In the biggest proposed reform to housing law for many years, the government has announced plans to abolish ‘no-fault’ evictions. This would bring to an end the practice of many landlords of serving a section 21 notice to tenants, which allows the landlord to regain possession without any reason.
Section 21 notices were brought into law in 1989 under another Conservative government. One of the aims of the change, which has been largely successful, was to encourage more private landlords to rent out their properties. Since then the notices have increasingly been used by private landlords to evict tenants without having to establish in Court that it is reasonable for them to do so. Under an ‘accelerated’ possession procedure, landlords can even get a Possession Order without any hearing, and in 2015 there were 16,620 such evictions. This reduced to 12,953 in 2017 – still equivalent to 35 evictions per day.

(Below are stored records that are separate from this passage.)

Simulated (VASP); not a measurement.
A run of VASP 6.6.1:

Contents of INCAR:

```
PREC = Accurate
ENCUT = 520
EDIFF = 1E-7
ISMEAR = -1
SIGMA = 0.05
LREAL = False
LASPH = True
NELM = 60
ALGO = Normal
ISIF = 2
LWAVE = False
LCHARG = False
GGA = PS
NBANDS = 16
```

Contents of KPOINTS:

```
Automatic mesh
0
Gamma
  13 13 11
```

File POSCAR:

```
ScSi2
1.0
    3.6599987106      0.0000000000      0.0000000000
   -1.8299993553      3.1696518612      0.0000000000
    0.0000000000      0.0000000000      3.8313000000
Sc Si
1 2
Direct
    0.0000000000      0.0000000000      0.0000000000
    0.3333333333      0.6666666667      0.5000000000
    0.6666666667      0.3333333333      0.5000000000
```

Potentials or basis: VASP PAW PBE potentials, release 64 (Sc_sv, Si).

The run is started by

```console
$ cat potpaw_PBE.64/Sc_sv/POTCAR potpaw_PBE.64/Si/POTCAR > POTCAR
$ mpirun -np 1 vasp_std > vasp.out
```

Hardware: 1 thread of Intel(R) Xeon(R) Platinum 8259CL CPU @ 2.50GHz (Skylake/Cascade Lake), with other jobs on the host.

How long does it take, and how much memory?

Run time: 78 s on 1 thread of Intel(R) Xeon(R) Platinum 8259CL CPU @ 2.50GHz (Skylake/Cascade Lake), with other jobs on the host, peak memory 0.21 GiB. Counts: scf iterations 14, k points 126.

Housing associations have also been using section 21 notices, which has allowed them to evict tenants who may be vulnerable or have children for reasons such as rent arrears or antisocial behaviour. This makes it particularly hard for tenants to defend as they are forced to use public law defences relying on, for example, the Equality Act 2010 and the European Convention of Human Rights.
The government’s proposal has drawn sharp criticism from landlords’ organisations, and it remains to be seen what impact such a huge change would have on the rental market in general.